Christian Reflections on Lust, Modesty, and Beauty (Part 2): A Theology of Beauty

Modesty

(Read Part 1, here)

I fear that Evangelicals don’t know how to live with beauty. We simply don’t have a category for the act of appreciating beauty. Thus every act of admiration is automatically ruled lust, and all modesty becomes focused on concealing actual beauty. This lack of appropriate categorization is part of the reason that so many of us have such shallow concepts of lust and modesty. A theology of beauty, then, is necessary for rightly understanding the concepts of lust and modesty.

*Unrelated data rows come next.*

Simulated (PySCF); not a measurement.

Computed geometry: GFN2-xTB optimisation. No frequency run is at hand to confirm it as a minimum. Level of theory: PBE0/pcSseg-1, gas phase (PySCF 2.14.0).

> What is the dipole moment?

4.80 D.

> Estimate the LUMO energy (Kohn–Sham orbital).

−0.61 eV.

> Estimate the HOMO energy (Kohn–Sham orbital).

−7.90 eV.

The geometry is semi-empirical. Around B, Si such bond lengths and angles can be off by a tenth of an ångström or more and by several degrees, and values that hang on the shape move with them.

These dots were connected for me in a very helpful article by my friend Alan Noble in Christ and Pop Culture Magazine. Noble discusses the struggle with beauty in terms of possession. He writes:

Evangelicals like me are terrible about understanding and promoting “modesty,” and I think a major reason for this is that men don’t know how to live with beauty without owning it. Either it’s ours, or it shouldn’t exist. So, when we see a beautiful woman, it frustrates us.

I think Noble is on to something. Evangelicals tend to react to beauty that they don’t own by trying to hide it, cover it up, or ignore it. But, as Noble says, often beauty won’t let itself be ignored, hidden, or covered up. The beauty that God has made in the world demands our attention. In lieu of its persistence, then, modesty often becomes an attempt at hiding beauty, pretending like it’s not there. Noble continues:

We don’t want to covet, we don’t want to desire to have her, but what choice do we have except to ignore? And sometimes, probably all the time, beauty doesn’t let itself be ignored. There aren’t enough burkas in the world to hide the beauty of what God has made. On one hand we can’t have all the beauty around us. It’s not ours to richly and intimately know and delight in. But we want to. We desperately want to steal images of beauty that will validate our consumption of oxygen for eighty years on earth. And since we can’t do that righteously, then, to hell with beauty.

Only that never works. Whatever drastic measures we take to hide beauty from us, it asserts itself; that’s just what beauty does. We are stuck in a world filled with beauty that God has created for His glory and our options cannot be a frantic effort to capture and consume all that beauty or to damn and hide it.

There must be a third option between these two common choices. A fully developed protestant theology of beauty will help us to affirm, acknowledge, and appreciate beauty without automatically leading us towards inordinate desire.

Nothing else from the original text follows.